Observations about online critiquing groups

I’ve written seriously for about 2 years (yet to be published) and joined an online critique group soon after that. On that website I have become one of the more active participants. I mainly read a lot of submissions and critiquing them. I’ve submitted a fair amount of work myself. So, I’ve given and received well over 100 critiques both ways. Which, in the instant gratification world of the 21st century, makes me an expert. (roll your eyes here)

The more I submit, and the more I give critiques, the more I come to realize the inherent flaws of a word-only means of communication. Then I think of all the people younger than I who spend literally hours a day on word-only communication via emails, text messages, and twitters. I fear for the future of personal communication.

Will we evolve into deaf-mutes who can only communicate by reading and writing? What will happen to sarcasm, nuance, body language, facial expressions, exaggeration, and hand gestures if we cease to practice the art of talking to each other? Will we gather at the coffee shop, iPhones at the ready, and twitter back and forth to each other as a group? Host family reunions where no one talks but everyone tweets? Instead of calling to say “I love you’ will we do it via email?

I’ve participated in many online discussion boards in the past. I”ve also tried online critique groups and have come to realize the pitfalls those forums present. It becomes easy to hide behind anonymity. Sarcasm, teasing, irony, dry wit can easily be lost on readers of a post. Personalities and speech patterns, degree of exaggeration, sincerity, and earnestness can be “lost in translation”. Mood, facial expression, the effect of personal problems on a commenter’s outlook are not able to be factored into the conversation.

If I’m having a bad day and read a submission that doesn’t particularly interest me, I don’t usually tell the submitter about my personal problems as a prelude to criticizing his/her work. So I may be harder than usual on that submission, giving them a false impression of my opinion of their talent. Not helpful for them.

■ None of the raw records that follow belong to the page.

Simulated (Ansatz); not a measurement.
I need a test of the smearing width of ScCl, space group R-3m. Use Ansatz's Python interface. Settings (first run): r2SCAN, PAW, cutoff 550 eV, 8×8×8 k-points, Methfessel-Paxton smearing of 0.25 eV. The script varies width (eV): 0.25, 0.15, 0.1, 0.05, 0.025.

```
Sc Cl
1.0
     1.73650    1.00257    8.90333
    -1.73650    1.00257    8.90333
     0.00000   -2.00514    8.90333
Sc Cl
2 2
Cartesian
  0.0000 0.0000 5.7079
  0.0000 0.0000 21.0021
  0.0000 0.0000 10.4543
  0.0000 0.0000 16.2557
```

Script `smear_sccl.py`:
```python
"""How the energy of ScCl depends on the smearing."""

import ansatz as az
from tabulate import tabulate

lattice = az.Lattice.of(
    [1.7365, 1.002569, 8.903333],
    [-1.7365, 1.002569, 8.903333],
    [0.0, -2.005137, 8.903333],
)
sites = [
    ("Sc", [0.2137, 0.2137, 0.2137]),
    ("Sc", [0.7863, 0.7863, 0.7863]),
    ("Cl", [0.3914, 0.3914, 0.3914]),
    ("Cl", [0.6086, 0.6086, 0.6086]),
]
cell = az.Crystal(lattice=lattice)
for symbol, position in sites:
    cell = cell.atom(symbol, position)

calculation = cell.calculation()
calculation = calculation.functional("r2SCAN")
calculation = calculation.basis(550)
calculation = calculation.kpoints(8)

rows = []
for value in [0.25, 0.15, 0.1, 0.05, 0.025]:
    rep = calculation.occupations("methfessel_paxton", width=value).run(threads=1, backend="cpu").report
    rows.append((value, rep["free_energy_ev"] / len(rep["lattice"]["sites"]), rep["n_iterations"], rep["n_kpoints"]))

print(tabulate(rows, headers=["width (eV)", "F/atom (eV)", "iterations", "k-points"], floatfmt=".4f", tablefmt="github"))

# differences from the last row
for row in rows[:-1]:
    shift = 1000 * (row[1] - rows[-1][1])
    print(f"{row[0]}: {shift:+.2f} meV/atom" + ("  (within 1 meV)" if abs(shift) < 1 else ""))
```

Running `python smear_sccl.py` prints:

Going too far the other way, suppose my personality is one of  ‘don’t make waves’, always be positive and upbeat, ‘if you can’t say something nice, don’t say anything at all’. I might give excess, undeserved praise to a submission. This is equally unhelpful. Those crits are usually characterized by excessive emoticons of a positive nature- although I still don’t know what half of them stand for.  :-(

My Critique Group Experience

I’ve not participated in any live critique groups, but I understand their weaknesses, too. I often hear about the “group dynamic.” How everyone is there for their own reasons.  Those reasons may or may not concern writing and getting better at it. Some people come to dominate a group, or sabotage efforts of others to keep the group moving forward, or how some turn the group into a personal sounding board. Worst of all, accepting into the group a member whom everyone soon regrets with a royal passion having invited them in the first place.

You know who I mean: the constant gabber. The needy, clingy, insecure writer who takes everything that is said to her personally. The writer who loves to get off track and start gossiping or talking about anything but writing.  Sometimes there’s a writer who just plain doesn’t get it and to top it off, is a horrible writer.  Thinking about those challenges makes me glad I’ve not tried to join a live critique group–yet. The good news is we are all free to join or not join. We can comment or not comment, be nice or be mean, be helpful or be overly critical (if you can’t stand the heat, get out of the writing biz!).

Bottom Line

So for now, I’ll stick with online crit groups. I can always turn off the computer, but I can’t easily stuff a sock into the live writer who is dominating the crit session by rambling on about how no one understands them, how their mother (or father) ruined their life, how no one appreciates the essence of their writing (which means “I never paid attention in English class, so it’s all cutting edge, new wave literature”), think spell-check is only for those who ‘really’ can’t spell, and don’t understand why their latest blockbuster novel has been passed up by 47 publishers.

I’d love to hear your comments about online critiquing vs. in-person critiquing groups.